The infrastructure, which will include railway pipelines and river barges, will link Ghana with sub-regional markets as well as major demand centres across the country.
It will also deepen the country’s regional integration agenda and fulfil objectives of the African Continental Free Trade Agreement.
The Vice-President, Dr Mahamudu Bawumia, who disclosed this at the opening of the Third Ghana International Petroleum Conference (GhIPCON) in Accra yesterday, said the ministerial committee working on the master plan had since finalised its work which would be presented to Cabinet for consideration.
“For us as a country, our vision for the petroleum downstream industry is to ensure that Ghana becomes a key player in the industry in the West African sub-region,” he said.
According to Dr Bawumia, Ghana’s unique geographical location, coupled with democratic stability and security “requires that we provide leadership in building an integrated infrastructure to serve the sub-regional petroleum industry.”
Organised by the Ministry of Energy and the National Petroleum Authority (NPA), in partnership with the Chamber of Bulk Oil Distributors and the Association of Oil Marketing Companies, the two-day conference is on the theme: ‘Regional collaboration: A catalyst for transformation.”Participants include players in the petroleum industry in the sub-region.

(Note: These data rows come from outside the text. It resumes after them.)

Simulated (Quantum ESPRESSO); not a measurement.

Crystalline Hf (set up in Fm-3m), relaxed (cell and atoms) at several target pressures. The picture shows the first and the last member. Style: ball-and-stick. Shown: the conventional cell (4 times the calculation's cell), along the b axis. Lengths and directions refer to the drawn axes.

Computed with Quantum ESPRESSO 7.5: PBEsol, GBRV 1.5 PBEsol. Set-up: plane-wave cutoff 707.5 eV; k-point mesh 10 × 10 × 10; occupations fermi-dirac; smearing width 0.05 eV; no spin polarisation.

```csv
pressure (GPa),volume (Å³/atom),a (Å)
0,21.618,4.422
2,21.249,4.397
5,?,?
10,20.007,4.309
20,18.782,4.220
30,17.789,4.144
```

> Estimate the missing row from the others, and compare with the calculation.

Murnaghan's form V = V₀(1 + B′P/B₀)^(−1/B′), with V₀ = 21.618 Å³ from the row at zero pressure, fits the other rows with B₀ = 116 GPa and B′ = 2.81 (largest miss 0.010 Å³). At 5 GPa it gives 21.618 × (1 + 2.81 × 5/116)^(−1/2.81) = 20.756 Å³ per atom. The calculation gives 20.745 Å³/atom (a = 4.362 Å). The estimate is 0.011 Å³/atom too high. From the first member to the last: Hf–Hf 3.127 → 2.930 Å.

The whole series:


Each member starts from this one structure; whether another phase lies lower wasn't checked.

Touching on the difficulties associated with the distribution of premix fuel in the country, the Vice-President called on industry players to leverage available digital technologies to increase efficiency in the sector.
“One of the areas we have been discussing and taking decisions on is the distribution of premix fuel among fishermen. This is an area that has been a challenging one because of the subsidies which bring all sorts of people into the middle.
“The fishermen who must be the beneficiaries ultimately do not even get the product because it is smuggled to other people who may not even be fishermen,” he said.
According to Dr Bawumia, “the best way to deal with this issue is to digitise the process so that we will be able to direct the fuel to each registered boat.”
He said the government Economic Management Team had discussed the issue and that members had four weeks to finalise the implementation of the digitisation process for effective distribution of premix in the country.
“We have to make it efficient so that you do not have to know somebody to get premix fuel to be able to do your fishing. I believe it will really help the fishing community,” Dr Bawumia added.
The Vice-President said when successful, the process would be extended to the distribution of fertiliser next year.
Downstream petroleum sector
Following the deregulation of the petroleum downstream sector, Dr Bawumia said the industry had witnessed significant investments and expansion of petroleum product storage and outlet facilities.
“As a result, there are currently over 250 licensed companies across the value chain and over 15 different licensed categories providing support services,” he added.
The Vice-President said the industry had over the past eight years grown from a total of eight bulk distribution companies to 35 while the number of oil marketing companies had also increased from 81 to 115.
On gas explosion disasters, Dr Bawumia said Ghanaians were still reeling from recent fatal accidents in the sector.
He gave an assurance that the government will continue to develop and implement safety policies to protect Ghanaians.
The Deputy Minister of Energy, Dr Mohammed Amin Adam, said the vision of the government was to ensure competitive pricing for quality refined petroleum products in the sub-region through the expansion and improvement of existing infrastructure.
In that regard, he said, the Ministry of Energy and the NPA were taking steps to transform the petroleum downstream sector to achieve the vision of making Ghana a hub of refined petroleum products in the sub-region.
For his part, the Chief Executive Officer (CEO) of the NPA, Mr Alhassan Tampuli, expressed concern about the illegal activities of some players in the sector.
He mentioned smuggling through offshore routes, unapproved points, by road, under-declaration and poor quality products as some of the ills which led to the country losing $200 million tax revenue per annum.